But a peculiar new study offers yet another possible explanation: the stripes help the zebras stay cool in their sometimes sweltering habitats.

“We discovered that temperature is an important predictor of how stripy plains zebra are,” Dr. Brenda Larison, an assistant researcher at the University of California, Los Angeles and the study’s lead author, told The Huffington Post in an email. “Zebra in areas with seasonal cold temperatures are less stripy than those in areas with sustained warm temperatures.”

For the study, the researchers analyzed variations in the stripes seen in plains zebras at 16 sites in Africa. The researchers then examined the relationship between the stripe patterns and 29 environmental variables, including climate to predation to biting flies.

What did the analysis show? The extent of striping was correlated more closely withhot weather than with other environmental variables. In other words, the hotter their habitat the more stripes zebras tended to have.

One hypothesis for the correlation is that bold black and white stripes cool zebras by creating convection currents in the air around the animals’ bodies. That is, air moves faster over sunlight-absorbing black stripes and slower over white stripes to create cooling airflow, National Geographic reported.

Indeed, preliminary observations using a digital thermometer gun showed that grazing zebras maintain a significantly lower surface body temperature (84.6 degrees Fahrenheit) than nearby antelopes that are similar in size but have brown coats (90.5 degrees).

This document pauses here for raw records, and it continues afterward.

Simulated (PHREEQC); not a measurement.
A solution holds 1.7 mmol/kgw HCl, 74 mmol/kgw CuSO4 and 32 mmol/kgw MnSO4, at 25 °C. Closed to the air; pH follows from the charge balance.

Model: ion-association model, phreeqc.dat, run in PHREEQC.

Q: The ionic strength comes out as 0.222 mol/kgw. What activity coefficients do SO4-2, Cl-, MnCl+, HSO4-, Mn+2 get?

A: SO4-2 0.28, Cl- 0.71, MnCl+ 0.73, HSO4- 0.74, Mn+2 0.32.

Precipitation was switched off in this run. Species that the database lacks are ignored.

But this doesn’t mean the zebra stripes mystery has finally been solved, according to Larison.

“We need to give all the hypotheses for zebra striping serious consideration,” she said in the email. “We don’t see any of the hypotheses as being out of the running yet and there is no reason to think there has to be just one answer. Multiple functions of a trait are not unheard of.”

The study was published in the journal Royal Society Open Science on Jan. 14, 2015.